Warming-driven lightning frequency increases may influence the burning rate within the circumpolar Arctic and influence vegetation productivity (GPP). We considered wildfire occurrence within the different Arctic sectors (Russian, North American, and Scandinavian). We used satellite-derived (MODIS) data to document changes in the occurrence and geographic extent of wildfires and vegetation productivity. Correlation analysis was used to determine environmental variables (lightning occurrence, air temperature, precipitation, soil and terrestrial moisture content) associated with a change in wildfires. Within the Arctic, the majority (>75%) of wildfires occurred in Russia (and ca. 65% in Eastern Siberia). We found that lightning occurrence increase and moisture are primary factors that meditate the fire frequency in the Arctic. Throughout the Arctic, warming-driven lightning influences fire occurrence observed mainly in Eastern Siberia (>40% of explained variance). Similar values (ca. 40%) at the scale of Eurasia and the entire Arctic are attributed to Eastern Siberia input. Driving by increased lightning and warming, the fires’ occurrence boundary is shifting northward and already reached the Arctic Ocean coast in Eastern Siberia. The boundary’s extreme shifts synchronized with air temperature extremes (heat waves). Despite the increased burning rate, vegetation productivity rapidly (5–10 y) recovered to pre-fire levels within burns. Together with increasing GPP trends throughout the Arctic, that may offset fires-caused carbon release and maintain the status of the Arctic as a carbon sink.

1. Introduction

Throughout Holocene, wildfire is a major natural factor that shapes boreal forest communities’ structure and successions [1,2,3]. Fire has long been the primary disturbance agent for vast taiga landscapes. However, wildfires are a recent driver for tundra ecosystem dynamics. Since the onset of the current warming, the burning rate has increased throughout the boreal biome, including, alongside forested areas, the Arctic tundra [4,5]. It has been known that the fire regime is determined by fuel availability, fuel flammability, and a fire ignition source. Fuel in the Arctic tundra and forest-tundra is available as open forests, woody shrubs, moss, lichens and herbaceous species, and peat deposits. Current warming may increase fuel flammability by moisture decrease.
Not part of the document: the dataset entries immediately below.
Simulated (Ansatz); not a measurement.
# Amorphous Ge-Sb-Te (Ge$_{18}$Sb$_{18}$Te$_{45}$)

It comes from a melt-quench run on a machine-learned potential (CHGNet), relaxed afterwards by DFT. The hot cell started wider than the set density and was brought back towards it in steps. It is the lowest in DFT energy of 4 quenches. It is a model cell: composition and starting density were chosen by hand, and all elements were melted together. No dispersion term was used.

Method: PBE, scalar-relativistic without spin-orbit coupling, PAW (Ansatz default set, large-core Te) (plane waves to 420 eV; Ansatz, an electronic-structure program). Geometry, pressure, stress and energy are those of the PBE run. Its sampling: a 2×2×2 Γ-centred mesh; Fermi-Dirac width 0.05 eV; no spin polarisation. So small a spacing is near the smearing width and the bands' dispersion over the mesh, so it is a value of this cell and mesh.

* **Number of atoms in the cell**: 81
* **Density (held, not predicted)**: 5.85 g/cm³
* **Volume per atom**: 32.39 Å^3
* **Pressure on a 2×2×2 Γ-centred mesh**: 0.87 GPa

The dominant source of fire ignition (>90%) at high latitudes is lightning strikes [6].

Meanwhile, lightning activity is non-linearly dependent on temperature [7]. Krause et al. [8] showed that global cloud-to-ground lightning activity would increase by up to 21.3% for the RCP85 projection at the end of the century. Although the international burned area will be slightly affected by these changes, significant burned area increases (over 100%) are expected in high-latitude regions. Recent studies [9] showed that warming will lead to a global decrease in lightning. However, that decrease will be observed geographically at low latitudes, whereas lightning activity will increase in the Arctic. Data obtained by World Wide Lightning Location Network (WWLLN) indicated an increase in lightning frequency during the recent decade [10]. Atmospheric warming leads to an increase in lightning frequency in the Arctic [11].

Consequently, it has the potential to further increase the burning rate throughout the Arctic, including the Greenland tundra [3,12,13,14]. The fire return interval in the northern areas has shortened from that reported earlier [15,16]. Arctic fires coupled with warming tend to transform tundra into shrublands [17] and potentially accelerate the northward expansion of trees [18,19,20]. However, our knowledge of the warming-driven lightning influence on the fire in the Arctic is still poor [5].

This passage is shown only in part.